It can be so confusing trying to decipher all the advice available surrounding equines training and management. I have certainly struggled with settling my thoughts in what is the correct way to train my horses when I read or speak to people from ‘natural horsemanship’ backgrounds and then with people supporting learning theory and positive reinforcement.
All sides of training will be able to find ‘research’ that supports there perspective and some may not know much about the other perspectives because they are not looking for them. Most articles will have a bias due to the magazine or company ethos or customer base and the personal opinion of the writer, therefor they may only pick the points from the research paper that endorses what it wants to publish.
All you can do is read as much from different sources as possible (not just about the approach you currently follow) then consider your horse as the prey species he or she is, their personality, what you want to achieve and what you believe about the rights of other species.
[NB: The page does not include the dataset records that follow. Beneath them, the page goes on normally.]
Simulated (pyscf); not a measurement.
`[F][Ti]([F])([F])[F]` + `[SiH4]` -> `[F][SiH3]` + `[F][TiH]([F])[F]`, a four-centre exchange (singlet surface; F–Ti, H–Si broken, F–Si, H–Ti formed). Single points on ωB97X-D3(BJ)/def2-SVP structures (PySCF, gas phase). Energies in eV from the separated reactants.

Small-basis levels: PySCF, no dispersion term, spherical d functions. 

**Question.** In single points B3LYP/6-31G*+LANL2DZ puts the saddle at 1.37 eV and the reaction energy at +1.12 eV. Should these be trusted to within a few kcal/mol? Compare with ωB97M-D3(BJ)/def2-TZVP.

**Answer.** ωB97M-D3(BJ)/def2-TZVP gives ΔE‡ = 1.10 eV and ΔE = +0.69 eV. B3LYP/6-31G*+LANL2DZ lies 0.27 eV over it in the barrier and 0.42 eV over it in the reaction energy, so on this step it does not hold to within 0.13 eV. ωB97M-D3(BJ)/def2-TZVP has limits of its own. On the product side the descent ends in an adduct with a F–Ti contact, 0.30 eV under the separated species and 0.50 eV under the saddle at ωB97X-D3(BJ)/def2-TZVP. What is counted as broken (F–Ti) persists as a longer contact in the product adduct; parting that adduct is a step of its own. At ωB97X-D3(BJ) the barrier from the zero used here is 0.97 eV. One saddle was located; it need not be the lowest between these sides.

Then consider the four quadrants – adding punishment (+P), negative punishment (-P), negative reinforcement (-R) and positive reinforcement (+P). If you could learn how to reward behaviour and never feel the need to use force or something unpleasant, why would that not be the first place you would want to start?
Some people would like to pick andup choose from the quadrants but if you think about it this can be confusing and reduce efficacy. Animals that have received punishment for their efforts often worry about getting the answer to your question wrong and experiencing something negative. Whereas horses only trained with +R have an increased willingness to offer you behaviours because they are confident you wont hurt them.
A debate continues about whether you can use any form of pressure alongside positive reinforcement and the view to which I agree and explained to me by a highly experienced and registered horse behaviourist (who has past experience from other quadrants as well) was that pressure is ok if it does not hold any negative connotation to the individual horse i.e. if the horse is young, unhandled or raised on +R you can teach them that your touch to their flank in order to ask them to step sideways (for example) is just the cue for the action that is followed by the reward. However a crossover horse that has come from more traditional training backgrounds will experince a conflict of emotions as you apply pressure and give them a reward but they have past experience that pressure was a negative thing and therefore you are better off trying to teach them to move towards a target and later add a verbal cue so as it is clearly differentiated.
Whatever you decide we must remember not to ridicule those whose perspective differs. We are only as good as our knowledge and experience at that point and some people may not have had much exposure to what you believe in. However, do discuss your views with rational and evidence. Do not be shy about moving away from the crowd.